Aggregate search filter for field being zero length array

zacharykane · April 1, 2022, 11:04pm

Hello mongo people!

I’m trying to use the full text search feature with my Atlas collection. That seems to be working great. I also want the results to be limited to documents where a certain field - that is an array - is empty/has a zero length. I’ve been looking over the docs for the aggregate search pipeline but nothing seems to handle this that I can find.

Previously, I was using the find() api like this:

collection.find({ tags: { $size: 0 } });

I feel like I should include this filter before the text search of other fields since it would greatly limit was needs… searched. What does that operation look like in an aggregate pipeline?

Right now, I’m text searching like this:

const cursor = collection.aggregate([
  {
    $search: {
      compound: {
        must: [
          {
            text: {
              query: 'style',
              path: ['title'],
            },
          },
        ],
      },
    },
  },
]);

This is getting my a cursor of the result of docs where the title field does contain style, so that’s great! I was thinking this could be a compound operation since I also want to filter out the tags array field to empty ones but I might be mistaken there too.

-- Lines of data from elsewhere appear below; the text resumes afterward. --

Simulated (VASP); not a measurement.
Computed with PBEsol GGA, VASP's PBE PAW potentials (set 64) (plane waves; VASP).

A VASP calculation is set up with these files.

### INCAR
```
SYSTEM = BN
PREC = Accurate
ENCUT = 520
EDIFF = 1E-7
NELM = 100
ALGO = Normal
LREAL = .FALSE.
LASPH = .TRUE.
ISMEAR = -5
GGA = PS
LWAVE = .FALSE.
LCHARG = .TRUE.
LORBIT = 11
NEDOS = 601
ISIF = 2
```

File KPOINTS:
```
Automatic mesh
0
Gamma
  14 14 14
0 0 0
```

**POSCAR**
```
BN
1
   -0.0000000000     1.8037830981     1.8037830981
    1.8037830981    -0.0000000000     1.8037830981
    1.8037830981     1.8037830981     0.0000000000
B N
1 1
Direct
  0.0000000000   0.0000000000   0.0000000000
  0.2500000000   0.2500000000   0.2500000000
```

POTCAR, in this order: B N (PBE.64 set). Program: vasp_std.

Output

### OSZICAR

Any ideas on how to accomplish this query?

NeNaD · April 2, 2022, 8:35am

Hi,

You can add one Aggregation stage in the beginning of the Aggregation pipeline.

$match with $expr - to filter documents based on some expression
$eq with $size - to return only documents where tags array property is an empty array

db.collection.aggregate([
  {
    "$match": {
      "$expr": {
        "$eq": [
          0,
          {
            $size: "$tags"
          }
        ]
      }
    }
  }
])

Working example

steevej · April 2, 2022, 12:48pm

According to $search documentation $seach must be the first stage of the pipeline.

To test the size of an array I prefer to use:

{ "$match" : { "$tags.0" : { "$exists" : false } } }

The problem with $size is that it causes an error when the field tags does not exist with

MongoServerError: PlanExecutor error during aggregation :: caused by :: The argument to $size must be an array, but was of type: missing

It also causes an error when the field tags is not an array with:

MongoServerError: PlanExecutor error during aggregation :: caused by :: The argument to $size must be an array, but was of type: string

Since I am a big fan of the schema less nature of JSON and MongoDB, I prefer to use queries that accommodate that without error.

All this being written, I have to admit that the following variant of $size also works without error.

c.aggregate( { "$match" : { "tags" : { $size : 0 }} })

All this means that your filtering of empty tags array must be done after the $search.

However, something that I have not tried, would be to set a partial index with your tags size as a condition and then specify the index to use in your $search. Since the documents indexed will only be the one with $size:{$gt:0}, you kind of implicitly filter them out.

zacharykane · April 3, 2022, 6:18pm

According to $search documentation $seach must be the first stage of the pipeline.

Yes, exactly. It was this requirement that kind of baffled me. I thought match or equals might be the answer, but wasn’t sure how they were shaped.

Given that the text search has to be first, it does imply to me that all records will have their text fields inspected, and then whole swathes will be removed on the (in my mind) more simpler tags match. Is this not an inefficiency to mongo’s internals?

steevej · April 3, 2022, 9:01pm

That is not exactly how search and indexes work. If you do not have an index, then yes each record has to be verified. With search and indexes, it is much more efficient. More or less the index is inspected, not the documents. Finding a value inside an index is very efficient compared to scanning each document. The course M201 presents a good overview of indexes.

For example, if a document does not contain the indexed field, it takes almost no space in the index and is not examined when looking for normal value.